Friday, September 30, 2011

Poor Grendel's Accident

Poor, poor Grendel. What, gentle reader, is this guy's (monster's...) problem? I mean, Beowulf has won, Grendel has lost his arm, and he has been clearly shown that nihilism has failed him. So what gives? Why the pouting? Why the pathetic holding-on to a miserable attitude? Why the need to act so humanly?

To quote Aldous Huxley: "Experience teaches only the teachable."

Your thoughts? Are you teachable? Can you even assess this for yourself? A dangerous notion, that. Trying to self-discover one's ability to accept teaching. Not even criticism, but teaching.

Now hold on. This is not a teacher's rant. This is not about comma rules or MLA formatting or even about how to write the bigger, better thesis statement. No, no, no. This is about learning something. About yourself. About the real world.

About being human. Why is it so tricky to join that club?

Monday, September 12, 2011

Getting What You Deserve.

According to John Gardner's Grendel, it is Hrothgar who draws first blood. And like any great reference to Rambo, it is expected that the retaliation be spectacular. Gruesome. And final.

Yes, in this story, King Hrothgar strikes first. As he stares up into a tree in which a juvenile Grendel is stuck by the ankle, he ponders some pseudo-religious reason for the tree-spirit-fungus to be angry and then, without any direct provocation, he takes a friend's war-axe and chucks it at Grendel's shoulder.

Yikes!!! Waaaa indeed, gentle reader.

So the root of all the trouble is Hrothgar's hasty turn to violence. Yet it is Grendel who sustains the destruction for twelve "idiotic" years. Who is to blame for this awful scenario, the one who starts it or the one who finishes it?

Now technically, Grendel doesn't finish anything. I mean, he's still attacking a shriveled kingdom by the time Beowulf arrives to clean up the mess. But he has ended other things, like Hrothgar's hope, the Danes' place in the world, and many, many family trees. Surely he is to blame for all the madness, right? Because he would not relent even when he could. Surely, after a certain breaking point, we allow Hrothgar off the hook?

No way. The blame stays with the king. Accountability, baby. Before you disagree and say that's too harsh, consider what it would take for you to throw a battle-axe at someone. Literally or otherwise. Perhaps this level of forethought is not optional after all? Indeed, if I was targeting such an uncertain thing with such a certain degree of poison, then I would deserve every bit of reprisal that came my way. I would not like it, but then that is not what deserving is all about.

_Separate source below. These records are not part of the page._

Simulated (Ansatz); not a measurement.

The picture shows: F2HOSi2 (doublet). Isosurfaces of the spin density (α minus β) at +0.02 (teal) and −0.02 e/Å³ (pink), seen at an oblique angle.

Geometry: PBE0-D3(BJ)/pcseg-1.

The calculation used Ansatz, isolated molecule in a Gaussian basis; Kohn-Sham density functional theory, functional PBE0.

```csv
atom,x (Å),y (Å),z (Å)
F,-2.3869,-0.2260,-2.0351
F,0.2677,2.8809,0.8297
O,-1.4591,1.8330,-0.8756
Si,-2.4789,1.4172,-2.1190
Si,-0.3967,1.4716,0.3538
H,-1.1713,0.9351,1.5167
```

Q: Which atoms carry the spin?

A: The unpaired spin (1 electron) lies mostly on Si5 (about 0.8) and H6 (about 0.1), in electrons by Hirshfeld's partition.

Thursday, September 1, 2011

Beowulf the Hero and the Man

The new school year has started and with it, as always, comes Seamus Heaney's translation of Beowulf. I love this story because Heaney's poetry is beautiful and majestic, stark and blunt, big and small, like Beowulf himself. Every year, the great debate rages over Beowulf's larger than life persona and his arrogance, his self-delusion, his boasting. "Be the man I know you should be" he scolds Hrothgar. "I will fight Grendel without swords" he shouts at the Danes. "I did beat Breca" he corrects Unferth.

Is he a punk?

Sure. Why not?

Typically the discussion takes us back to different passages that demonstrate Beowulf's handle on the situation and how those around him seem to receive his boasts. And typically, he comes away fairly clean. But I say let him boast. Let him be arrogant.

Who cares!

I don't. I have decided that I want a little dirt on my heroes. Those who are perfect are also boring. They are self-serving. They are people I don't want to examine. Besides, I propose that Beowulf-as-Hero and Beowulf-as-Man can coexist in the same space. Why does it have to be one or the other, a black and white cookie-sheet cutout of a man? It doesn't. It shouldn't.

Beowulf can get away with a little arrogance here, a blatant boast there because Beowulf, Hero and Man, is made up by his constituent parts. The half moon is still a full sphere in space, even when we cannot see the other side. So too with Beowulf. If he decides to show a part of his Human self, then we still know with confidence that the rest of him, the Hero self, still resides attached, unnoticed for now, in the shadows, waiting to be reflected later. And I am glad for this assessment, that we may allow for this kind of duality. If I were assessed by such an all-or-nothing measuring stick, then surely I would be among the most despicable. Depending on when you caught me.

Beowulf is a hero. And he is arrogant. At times. And I say let him. Because ultimately, when he finally turns his gaze fully at us and we see the whole man, we understand. He is better than Hrothgar, Unferth, Wiglaf, Grendel, Hygelac, us, because Beowulf gets it right most of the time. His tally is better than ours. He is much more Hero than Man.

And even at 51%, this is a good majority.